Stable Video Style Transfer Based on Partial Convolution with Depth-Aware Supervision

[Paper] [Code] [Supplementary Video]

Overview

This code is written by Songhua Liu, State Key Laboratory of New Technology of Computer Software, Nanjing University and it is the official pytorch implementation of paper Stable Video Style Transfer Based on Partial Convolution with Depth-Aware Supervision, published on ACM MM 2020. The baseline in the paper is Cycle-GAN, and this project is developed based on their opensource pytorch implementation. The system overview is shown below.

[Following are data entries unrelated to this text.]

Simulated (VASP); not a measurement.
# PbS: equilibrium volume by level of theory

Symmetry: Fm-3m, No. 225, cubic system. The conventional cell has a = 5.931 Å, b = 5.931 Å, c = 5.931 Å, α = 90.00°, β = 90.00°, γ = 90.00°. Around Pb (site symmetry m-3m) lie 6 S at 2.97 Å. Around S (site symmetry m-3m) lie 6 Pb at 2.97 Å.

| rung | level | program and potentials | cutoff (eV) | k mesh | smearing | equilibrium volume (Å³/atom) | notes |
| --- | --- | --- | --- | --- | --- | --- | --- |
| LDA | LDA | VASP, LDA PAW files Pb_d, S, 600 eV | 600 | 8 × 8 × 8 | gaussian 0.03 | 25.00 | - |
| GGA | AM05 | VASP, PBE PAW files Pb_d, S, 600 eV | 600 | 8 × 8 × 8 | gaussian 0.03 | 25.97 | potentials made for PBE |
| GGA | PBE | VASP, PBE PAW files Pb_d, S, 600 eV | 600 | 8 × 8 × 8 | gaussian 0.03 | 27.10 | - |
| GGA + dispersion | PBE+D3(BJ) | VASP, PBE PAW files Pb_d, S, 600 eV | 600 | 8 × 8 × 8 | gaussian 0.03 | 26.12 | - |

As shown in the figure, there are three modules beyond the contribution of this repository: optical flow estimation module, occlusion and motion mask estimation module, and depth estimation module. In the paper, optical flow estimation module is FlowNet 2.0, motion mask estimation module is a forward-backward consistency checker from here, and depth estimation module is from paper Single Image Depth Perception in the Wild.

There is already a depth estimation module in this repository from here. As for optical flow and mask estimation modules, you can follow their guide to set them up. You can also try other estimation algorithms freely.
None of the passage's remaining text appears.